When you hear the word healthy, does your mind immediately go to the newest diet, or the popular workout trend at the time? Do you think healthy means depriving yourself and feeling miserable? Does healthy reflect a number on the scale for you? For me, I used to have the mindset that healthy meant no fun. That being healthy got you the results, but was simply just work. I want to ask, have we ever stopped to ask ourselves, “What does healthy mean to me?”
I have definitely gone through my share of trial and error with keeping myself healthy and understanding what it means for me. About twelve years ago, after high school, I didn’t work out at all. I ate whatever I wanted, whenever I wanted. My food choices consisted mainly of fast food. I didn’t get enough sleep and I was in survival mode most days. After a few years of that lifestyle, my metabolism was no longer working in my favor, and my decisions started to affect me both mentally and physically. My anxiety was appearing (at this time I didn’t realize I even struggled with anxiety), I was insecure, not motivated, gained unnecessary weight and didn’t know who I was.

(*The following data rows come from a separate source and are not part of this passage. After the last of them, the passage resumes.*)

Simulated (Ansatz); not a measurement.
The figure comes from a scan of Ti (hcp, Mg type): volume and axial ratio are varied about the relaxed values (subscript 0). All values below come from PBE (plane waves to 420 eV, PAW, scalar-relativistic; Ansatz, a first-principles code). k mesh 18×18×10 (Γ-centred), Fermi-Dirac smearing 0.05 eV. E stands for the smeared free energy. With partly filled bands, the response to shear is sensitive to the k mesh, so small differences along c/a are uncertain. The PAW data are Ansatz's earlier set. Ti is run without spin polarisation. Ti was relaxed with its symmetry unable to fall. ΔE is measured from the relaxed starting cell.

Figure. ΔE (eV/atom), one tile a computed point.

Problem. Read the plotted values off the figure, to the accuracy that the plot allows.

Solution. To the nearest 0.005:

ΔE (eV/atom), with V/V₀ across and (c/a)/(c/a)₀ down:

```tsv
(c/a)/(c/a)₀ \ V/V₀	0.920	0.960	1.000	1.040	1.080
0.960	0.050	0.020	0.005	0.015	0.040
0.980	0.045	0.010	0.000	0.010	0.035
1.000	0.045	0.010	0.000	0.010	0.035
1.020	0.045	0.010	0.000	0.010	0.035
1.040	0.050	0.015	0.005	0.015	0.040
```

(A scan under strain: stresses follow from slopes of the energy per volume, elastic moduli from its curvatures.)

Over time of living this way and not being happy, I realized I needed to make a change. It took years, and that is not an exaggeration. Years to learn how to shift my nutrition, understand what my body needed, push myself to workout and do what I knew I was capable of. Now, this was all pre-baby, so I had a lot of free time. I was able to workout 5-6 days a week, I was strict with my eating and dieted often, and was okay with it. I was in the best shape of my life. I adjusted my exercise and nutrition rapidly, but not once did I focus on myself mentally. I also thought that the number on the scale was the most important. So I did whatever I needed to do to see a specific number on that scale. Was I healthy? I would say I was physically. Was I mentally? Was I happy? I think that I thought I was at that time.
You see, after having my daughter Anna three years ago, I have continued to grow and become more of who I am. I have learned that what I did before was a diet, not a lifestyle. I attempted it after having Anna, and failed. It wasn’t attainable. I realized I couldn’t kill myself in the gym like I used to, nor did I want to. I no longer had 5-6 days to simply workout. I am a wife, mom, a full time employee, and more. My time is more valuable now. I also realized I was doing workouts that were popular, or what other people were doing. I don’t think I did workouts that truly brought me joy. I have since, found my passion…Running. Most think I am crazy, but I truly love it. It is freeing to me, it allows me to zone out, and it definitely doesn’t feel like a boring workout to me. I feel that everyone should strive to do workouts that are fun to them, something you enjoy. Don’t worry about who else is doing it, focus on what brings you joy.
Another thing I have learned that
I need, is having quiet time. This could
look different week to week. I need time to write in my journal, time to read
my devotionals, or time to simply just be, with no expectations. Some days, I
don’t need the run, some days I need to take care of myself mentally.
For me, being healthy isn’t just about the food you eat or the exercises you do. I believe that being healthy is not a destination, but merely a way of living your life. We were meant to live our best life. But how can we do that, if we simply don’t take the time, to nourish our mind, body, and soul? Healthy is whatever you need, to be in a positive place in your life, to be your best self for you, and for others.